Every week, WoW Insider brings you Lichborne for blood, frost, and unholy death knights. In the post-Cataclysm era, death knights are no longer the new kids on the block. Let's show the other classes how a hero class gets things done.

So Mists of Pandaria just got a pretty huge info dump, and while there weren't large amounts of class information in there, who am I to buck the trend and talk about something else? Luckily, there's plenty of gold still be mined from what we do know about death knights. This week, we'll be looking at a couple of the skills, talents, and mechanics coming our way and how you can use them to add a little extra utility and fun to your group experience, outside the normal tanking or DPSing.

Control Undead

Control Undead is honestly something I'm pretty excited for. Coming to us as a new level 69 skill, it allows us to take temporary control of almost any basic (or, I assume, elite) undead mob. Sure, it could be seen as mostly fluff, but it's awesome fluff, and I expect it to have some unexpected benefits.



The biggest benefit comes with a dungeon that is sure to be popular: heroic Scholomance. We can probably assume at this point that it's still going to be populated by undead, which means that any death knight coming into there is going to have one more awesome tool in his kit.

Anyone who's played a warlock or shadow priest can probably tell you how useful controlling undead is. Being able to control a member of a pack of mobs isn't just a method of crowd control -- it's a extra level of advantage over the enemy, an extra level of strategy.

If you feel like the pack's too large, you can send the mob in first and let the others kill it (assuming, of course, Control Undead aggro works similar to Mind Control aggro). If a pack includes varieties of mobs, you can choose, say, a healer or a caster with an awesome AoE spell. This opens a whole new level of fun and usefulness for a death knight, even if it's only in certain specific dungeons.

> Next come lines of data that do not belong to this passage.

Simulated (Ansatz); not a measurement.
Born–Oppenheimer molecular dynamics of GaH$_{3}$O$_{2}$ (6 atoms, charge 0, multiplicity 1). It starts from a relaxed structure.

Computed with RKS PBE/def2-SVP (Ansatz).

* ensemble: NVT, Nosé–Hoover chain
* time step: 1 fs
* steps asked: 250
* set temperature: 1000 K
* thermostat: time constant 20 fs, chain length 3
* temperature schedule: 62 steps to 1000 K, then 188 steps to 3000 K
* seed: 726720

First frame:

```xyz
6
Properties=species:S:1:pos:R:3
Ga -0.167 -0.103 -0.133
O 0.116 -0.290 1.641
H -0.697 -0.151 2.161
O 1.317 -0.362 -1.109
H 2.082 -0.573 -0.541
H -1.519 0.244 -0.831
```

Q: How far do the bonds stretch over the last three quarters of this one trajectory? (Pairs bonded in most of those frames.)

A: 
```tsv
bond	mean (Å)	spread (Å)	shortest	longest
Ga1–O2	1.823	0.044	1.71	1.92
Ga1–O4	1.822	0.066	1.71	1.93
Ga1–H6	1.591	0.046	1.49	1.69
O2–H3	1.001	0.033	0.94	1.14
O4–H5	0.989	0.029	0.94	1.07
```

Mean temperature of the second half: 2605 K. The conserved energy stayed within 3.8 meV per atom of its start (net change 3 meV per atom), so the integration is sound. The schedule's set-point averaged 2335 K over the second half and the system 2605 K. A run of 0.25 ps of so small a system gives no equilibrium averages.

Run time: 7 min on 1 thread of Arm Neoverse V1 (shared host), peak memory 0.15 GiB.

Of course, it does have its possible downsides. A mind-controlled creature breaking at the wrong moment can cause chaos, and pathing errors can bring an entire dungeon on your head. Luckily, we're more or less used to the latter thanks to our ghouls, but it's still something to watch out for.

Remorseless Winter

Remorseless Winter, one of our top-tier talents, is still probably most amazing because it's basically a Lich King-level boss move adapted for the death knight class. You want to feel like a hero class; feeling like the Lich King himself is probably a good way to go about it.

It's also a skill that could have a lot of applications. Not only does the area of effect slow enemy speed, but if they take five ticks (out of eight) of the ability, they're stunned for 6 seconds.

I'm sure your head has been spinning with possibilities over this for a while now. For tanks, as long as you can get good initial aggro (Hello Death and Decay), it's a pretty good guarantee you'll have a lock on basic trash packs, especially since a 1-minute cooldown probably means it'll be refreshed by the time you start your next pull. Even if you lose aggro, the slow and stun means that the mob will very easy for a hapless healer or ranged DPSer to dodge until you can pull it back in.

For DPS, it's a little iffier. Remorseless Winter, in a lot ways, has the possibility of becoming the Army of the Dead of the Mists expansion. Just imagine this: A tank is try to set up a pull. To avoid patrols, he wants to set up the mobs in certain area. A couple of them are casters, so he throws out a silence on one, steps around a corner so the rest will follow ... and then the DPS death knight runs in and hits Remorseless Winter. Suddenly, all the mobs are walking slowly and half of them are now aggroing the DPS, and just as the tank's rushed in and gotten them all under control, they fall stunned, just in time for the patrol to return and wipe the whole group.

That said, I think the advantages far outweigh the chance of a couple of ditzes doing some bad stuff with it, so I'm hopeful we'll get it more or less intact unless beta testing absolutely reveals it to be overpowered. It's one of those tools that, more than being useful, will define our class' flavor in the process.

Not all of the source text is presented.